Windows are, quite often, just accepted without question. They came with the home. It’s not until the towel brigade is mopping up water from a closed window sill that homeowners begin taking a hard look at their windows in general.
Windows are, quite often, just accepted without question. They came with the home. It’s not until the towel brigade is mopping up water from a closed window sill that homeowners begin taking a hard look at their windows in general. REALTORS® don’t start taking a hard look at the windows until the window either falls apart during an inspection or fails a moisture test.
As an inspector focusing on the exterior of homes and buildings, I’ve seen my fair share of windows. Based on our own survey of 2,000 homes of random ages, windows and/or the window openings themselves account for 24.8 percent of moisture problems in walls. This means that the average home with, say, 10 windows has 2-3 potential leakers causing damage to the structure of the home.
What the statistics don’t tell you is that every window will fail under the right circumstances. Building codes for different climates require windows to meet certain minimum conditions for wind load, thermal transfer, air and water leakage, etc. Given that every manufactured window has a failure threshold, every window will leak at some point. There are two basic kinds of leaks with windows: leaks to the interior of the home that require clean up with a towel (towel leaks) and leaks into the wall cavity that you don’t see (rot leaks). Towel leaks are usually caused by the seal failures between the window sash or glass and the framework of the window. The sash seal usually ends up permanently compressed, worn-out or missing, allowing for both air and water leaks. The potential wetting of the window frame and/or sash on a year-round basis can lead to the window sash falling apart during the home inspection. Towel leaks should have the cause determined and dealt with quickly to avoid growing into a rot leak. Seal replacement, sash adjustment, caulking, and TLC may be all that is needed; however, sometimes window replacement is a more viable option, since time, gravity and water always win in the long run.

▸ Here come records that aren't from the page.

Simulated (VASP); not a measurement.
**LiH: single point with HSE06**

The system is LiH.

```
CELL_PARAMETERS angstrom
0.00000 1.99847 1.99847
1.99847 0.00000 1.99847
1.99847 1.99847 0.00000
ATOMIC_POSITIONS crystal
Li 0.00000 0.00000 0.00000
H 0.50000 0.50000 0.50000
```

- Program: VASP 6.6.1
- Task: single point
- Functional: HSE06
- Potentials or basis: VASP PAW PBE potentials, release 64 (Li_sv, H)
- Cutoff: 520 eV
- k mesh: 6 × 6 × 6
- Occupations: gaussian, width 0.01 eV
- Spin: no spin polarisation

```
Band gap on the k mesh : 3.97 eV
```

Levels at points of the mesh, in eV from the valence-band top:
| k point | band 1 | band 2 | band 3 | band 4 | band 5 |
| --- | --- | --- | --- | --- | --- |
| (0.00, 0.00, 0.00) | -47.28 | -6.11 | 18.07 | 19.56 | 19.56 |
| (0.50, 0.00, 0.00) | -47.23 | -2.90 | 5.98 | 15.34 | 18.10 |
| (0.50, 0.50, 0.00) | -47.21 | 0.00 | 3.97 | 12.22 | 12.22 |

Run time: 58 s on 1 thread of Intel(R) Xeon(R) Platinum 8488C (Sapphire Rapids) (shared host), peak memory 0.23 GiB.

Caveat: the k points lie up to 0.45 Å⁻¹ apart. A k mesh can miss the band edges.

Rot leaks occur through or around the frame of the window. The frame is the fixed part of the window that is attached to the structure of the home. Rot leaks through the frame typically occur at the lower outside corner joints of the exterior window sill. This is where the vertical frame member meets the horizontal frame member. This joint often opens and fails due to climate-induced expansion and contraction of the window, movement or shrinkage of the wood structure after window installation, improper installation techniques, UV rays, poor window design, etc. Water that the towel brigade missed usually enters the wall cavity through the corner joints. Most of the time, caulking these joints with a clear silicone using proper technique will prevent leakage through the joint. Not all corner joints are suspect to failure because of the manufacturer’s design, and caulking the joints in the wrong places on some windows is not recommended. Always follow window maintenance procedures from the manufacturer or builder.
Rot leaks also happen when there are open gaps between the frame and the cladding/siding of the home. These gaps allow water in at the lower outside corners of the frame and or below the window sill. Many homes are not caulked, and if they are caulked, the caulking is either weathered, failing or unprofessionally applied. Open
gaps around windows are potential funnels into the wall cavity. Once all of this water is in the wall cavity, it’s only a matter of time before damage will begin without any outward signs.
The good news is that rot leaks are diminishing in quantity. Rotting windows, class action lawsuits and abundant construction defect claims have caused the construction industry to take note and to make adjustments to both building code and best practices. No longer are the windows and window openings considered two independent parts of the home. They are both integrated to deal with expected window failures and preventing water entry into the wall cavity of the home. Theoretically, window-related water entry into the wall cavities should be a non-issue in 2003 and newer homes; however, realistically, windows still leak and human-error is always a factor.
As a REALTOR® looking at a home to list or sell, understand what you might not be able to see in the wall cavity. Look for the visible signs of rot in the walls – staining on the window sill or sash, windows not caulked or flashed on the exterior, rotted siding around the window, stains on the window dressings, stains on the window header, and, my favorite, mushrooms growing from the window. After all, windows are not just for the view; they are to provide basic comfort, safety and structural soundness for the occupants.